The Tillamook District includes part of one of Oregon’s first rail lines. In 1867, the Oregon Central Railroad Company had been incorporated to build a line toward Forest Grove and McMinnville, a route requiring heavy construction through the hills west of Portland. After a number of physical and financial problems, the first 20 miles from Portland to Hillsboro were completed December 18, 1871. Today, P&W’s track from Lombard Street crossing in Beaverton to Hillsboro is part of the old Oregon Central.
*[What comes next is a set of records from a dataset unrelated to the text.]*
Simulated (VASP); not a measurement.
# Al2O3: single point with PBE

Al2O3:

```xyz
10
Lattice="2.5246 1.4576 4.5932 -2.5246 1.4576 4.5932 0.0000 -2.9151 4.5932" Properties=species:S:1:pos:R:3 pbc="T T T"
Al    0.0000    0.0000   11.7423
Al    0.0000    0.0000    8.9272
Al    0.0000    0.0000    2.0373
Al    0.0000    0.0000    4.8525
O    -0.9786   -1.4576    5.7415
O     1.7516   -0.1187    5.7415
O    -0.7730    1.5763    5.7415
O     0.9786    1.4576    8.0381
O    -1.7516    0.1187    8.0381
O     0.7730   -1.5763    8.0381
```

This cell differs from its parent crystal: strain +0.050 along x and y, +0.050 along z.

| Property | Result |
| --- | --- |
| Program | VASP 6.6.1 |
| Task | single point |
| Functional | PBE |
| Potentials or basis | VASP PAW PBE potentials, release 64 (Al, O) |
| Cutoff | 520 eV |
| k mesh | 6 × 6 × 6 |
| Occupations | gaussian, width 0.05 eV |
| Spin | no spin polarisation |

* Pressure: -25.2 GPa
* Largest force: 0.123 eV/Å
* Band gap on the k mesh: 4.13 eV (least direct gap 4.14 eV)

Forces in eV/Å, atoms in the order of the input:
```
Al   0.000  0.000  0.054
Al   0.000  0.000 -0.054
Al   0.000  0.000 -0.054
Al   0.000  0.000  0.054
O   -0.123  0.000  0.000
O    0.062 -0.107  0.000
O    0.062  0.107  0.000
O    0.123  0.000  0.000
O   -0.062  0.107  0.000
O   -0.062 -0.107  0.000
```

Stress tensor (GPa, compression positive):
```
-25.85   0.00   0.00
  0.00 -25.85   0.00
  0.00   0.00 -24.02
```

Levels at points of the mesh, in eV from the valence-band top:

The Northern Pacific Railway Company, which included track that is now part of the Portland & Western Railroad, contracted with the Harlan and Hollingsworth Company to build what was called the “Iron Steam Transfer Boat” for $40,000. The mighty Tacoma, built to transpor steam trains across the Columbia River, was built in Delaware but disassembled, boxed and shipped off to Oregon. The Train Ferry was then delivered in 57,179 pieces and reassembled in the summer of 1883 at Smith Bros. and Watson in Portland, Oregon, taking the mark as the second largest ferry in the world.
The Astoria Line between Willbridge and Goble–35 miles–is of historic significance, having been first operated by Northern Pacific Railroad Company, October 1884, as part of its route between Portland and Tacoma. A ferry carried cars and locomotives across the Columbia River between Goble and Kalama until June 25, 1908, when massive new bridges opened across the Columbia and Willamette Rivers to link Vancouver, Washington and Portland. Trackage along the Washington side of the Columbia then became the main rail route between Portland and Puget Sound, and the Goble-Willbridge line, which had been extended to Astoria in 1898, was relegated to branch line status.